Hello !
I'm happy to share this interest in digital standards, while I absolutely
understand that your final concern is to plan developing effort.
So I replay to your questions, with the only aim of giving ideas for your
concrete study on Invenio data-model.

On Tue, Jun 14, 2011 at 8:08 PM, Piotr Praczyk <[email protected]>wrote:

> This is not the use case of figures from scientific publications (If I
> understand correctly, looks rather like digitalisation of entire documents),
> though seems to be relevant for Invenio/Inspire in general. Looks like a
> nice benchmark of the underlying data-structures.
>
OK, I understand. And I agree.


>  >Speaking in concrete words: in my experience quite every time I saw,
> >- descriptive-metadata (like MARC) managed on one side with specific
> (multiple) identifiers (..also modifiable identifiers, in the collaborative
> systems..)
> >- digital-repositories, on the other side, with specific (stable!!)
> identifiers for digital-objects and their component files,
> >- and, in the middle, digital-metadata (like METS) which guarantee the
> connections (regardless the physical file storage).
>
> I think, I did not understand this part.
>
I used this example only to sustain that (in the field of books
digitization) usually descriptive-metadata can continuously change, while
digital-metadata remain stable. (That's why we benefit from a separation
between standards like MARC and METS on the two sides).

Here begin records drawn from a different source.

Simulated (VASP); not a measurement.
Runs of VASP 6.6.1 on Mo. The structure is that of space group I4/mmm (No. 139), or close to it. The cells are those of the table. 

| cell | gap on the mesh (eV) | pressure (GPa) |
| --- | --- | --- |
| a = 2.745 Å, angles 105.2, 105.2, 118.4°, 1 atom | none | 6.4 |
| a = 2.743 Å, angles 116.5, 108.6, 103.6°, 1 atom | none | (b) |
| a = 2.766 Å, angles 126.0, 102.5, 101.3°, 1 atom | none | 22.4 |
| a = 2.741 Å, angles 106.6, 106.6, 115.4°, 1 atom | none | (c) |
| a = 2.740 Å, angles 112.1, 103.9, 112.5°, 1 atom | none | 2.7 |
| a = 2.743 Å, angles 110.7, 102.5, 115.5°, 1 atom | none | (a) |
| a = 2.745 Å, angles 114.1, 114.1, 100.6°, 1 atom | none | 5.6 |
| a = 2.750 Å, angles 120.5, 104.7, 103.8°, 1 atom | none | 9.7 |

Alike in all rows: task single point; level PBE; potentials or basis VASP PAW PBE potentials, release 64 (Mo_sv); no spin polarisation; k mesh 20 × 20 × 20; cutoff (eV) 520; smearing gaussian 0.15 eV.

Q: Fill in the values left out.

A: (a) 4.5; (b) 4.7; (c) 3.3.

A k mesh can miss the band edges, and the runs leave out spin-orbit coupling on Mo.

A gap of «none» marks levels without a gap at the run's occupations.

What are the cases of modifiable identifiers inside MARC ? Titles of
> documents + authors ?

It's the "extreme case" I have to deal with, in my Invenio tests :-(
It happens (in library collaborative network) when two MARC records describe
the same publication, maybe coming from two different libraries which
described their own book-copies. The two record can be merged (say: "B" is
chosen and includes the copies of "A"), so that in the export from that
system I receive the new-record ("B plus A copies"), with reference to the
old-record to be replaced (->"A").
In this case: the Invenio "representation" of the MARC-record can change
(..titles, authors and also system-identifier), but maintains its
internal-Invenio-ID, because the publication is the same (so that I have to
maintain Invenio added information like user-comments, or digitization).
In my opinion, this absolutely doesn't affect the Invenio data-model, it
only affects the Invenio importing procedures: personally, I worked on the
level of BibConvert. But Samuele recently (mailing-list, 2011/03/31, "RFC:
bibupload --merge for WebSubmit") explained that the merging procedure can
be made with human control using the new BibMerge web interface.


> Exact file paths in the file system (as we happen to still have in some
> places in Inspire ?)
>
No no no: in my little case, please, consider Invenio as a service-provider
where multiple data-flows come, and each record receives a permanent
Invenio-identifier, and permanent-pointers to digitizations. (I hope this
replays)


> By link between two do you mean a document identifying the same document
> with both at the same time ?
>
I simply mean this:
- MARC could point to METS (ex: using 856 field for a link to a METS file of
the same record). But it's better if
- METS points-to or englobe MARC; and points-to FILEs, describing their
features (md5, format, dimension, URL/URN/URI, ...), their document
structure, access rights, etc etc.
This from the simple view point of exports (and, potentially, import).

While, from the view point of the data internally managed (internally
created/modified/only_indexed), I know it's a different subject: I like
Samuele's expression "*it would be nice to support METS in importing and
exporting, (by storing a side when importing anything that is not
understood, so that it can be re-exported)*"*.
*I interpret that in this way: Invenio could
- accepts a (configurable?) selection of METS profiles, for import (after
validation?), store (as an XML blob?), and export;
- and understands a (configurable?) selection of METS elements (extracted
from blob with something like XPath or XQuery, and stored in Invenio
tables?), for its internal management (files pointers, simple doc.structure
and relation among files [versions, formats, pages]).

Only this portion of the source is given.